Wednesday, November 2, 2011

Show Me the Money!

This past week in Math we have been learning about money.  Who doesn't love money, right?  Let's just say after this week, this girl does not enjoy money.  Luckily, I was warned by the other 2nd grade teachers that money is pretty hard, so I dug around my house and got all the coins I could find.

As I mentioned, my students love when I read books to them and it was just my luck that I have The Coin Counting Book that I bought last year for a tutoring project.  I actually started everyday the same because I knew they needed all the help and repetition they could get.  My students loved hearing it so much that they are constantly asking to read it on their own.

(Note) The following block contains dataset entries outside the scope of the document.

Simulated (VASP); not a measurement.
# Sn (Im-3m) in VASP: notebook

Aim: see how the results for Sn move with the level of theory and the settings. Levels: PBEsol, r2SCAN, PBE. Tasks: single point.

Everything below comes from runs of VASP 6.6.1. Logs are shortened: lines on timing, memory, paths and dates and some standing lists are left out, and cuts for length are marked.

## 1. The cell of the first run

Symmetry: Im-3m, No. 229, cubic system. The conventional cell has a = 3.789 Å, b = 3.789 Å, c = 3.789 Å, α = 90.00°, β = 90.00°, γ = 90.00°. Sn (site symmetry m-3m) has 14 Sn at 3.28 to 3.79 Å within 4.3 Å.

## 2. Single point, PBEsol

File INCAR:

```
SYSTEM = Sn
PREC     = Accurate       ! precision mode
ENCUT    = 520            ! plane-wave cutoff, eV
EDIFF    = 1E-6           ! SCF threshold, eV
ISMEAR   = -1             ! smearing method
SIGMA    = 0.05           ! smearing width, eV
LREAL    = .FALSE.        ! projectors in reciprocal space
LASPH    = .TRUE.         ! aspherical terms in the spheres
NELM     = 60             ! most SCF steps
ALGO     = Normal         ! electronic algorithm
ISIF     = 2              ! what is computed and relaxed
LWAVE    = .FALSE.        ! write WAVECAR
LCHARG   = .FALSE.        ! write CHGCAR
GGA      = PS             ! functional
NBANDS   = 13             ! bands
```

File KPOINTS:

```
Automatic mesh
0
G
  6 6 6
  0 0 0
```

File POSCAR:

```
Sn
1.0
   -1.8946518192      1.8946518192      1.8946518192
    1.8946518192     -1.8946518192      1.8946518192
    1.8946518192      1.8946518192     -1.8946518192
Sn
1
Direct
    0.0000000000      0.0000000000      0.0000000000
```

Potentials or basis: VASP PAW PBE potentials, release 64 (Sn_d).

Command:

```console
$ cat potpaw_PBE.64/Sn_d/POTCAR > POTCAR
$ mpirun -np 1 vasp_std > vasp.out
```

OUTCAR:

We use Harcourt materials for math and it was an absolutely fabulous resource for an awesome game that requires the students to count change up to 50 cents.  Separate the coins from pennies to one half dollar coin in each of the sections.  The students are to roll a die and the student is to place however many pennies into the empty section.  That is "trading center".  We get Math intervention times and I have found that this game works much better during that 30 minute time slot.  I tried it whole group and small groups, but intervention time proved best.

 

(I think it's important for the students to use real money)

The hardest part for the students was adding the money in the trading center.  How did I solve this?


Through the use of a hundreds chart, ten frame, and dry erase markers.  For the ten frame I put (5 cents) at the end of the top row and (10 cents) at the end of the second row.  During our game we'd place the pennies on the ten frame to see what trades we could make and we would mark the amount rolled each time, that way when we would figure out the trades I could ask, "Do we still have (whatever the amount) cents?"  I don't know about the other groups, but my group really soared with this resource.  

Five days later, I can promise you I am so over money... but don't worry, my students are excited about it enough to beg for the money game and counting book every chance they get!  Even though I wanted to pull my hair out after today's test, I really am one happy teacher that they are actually excited about learning.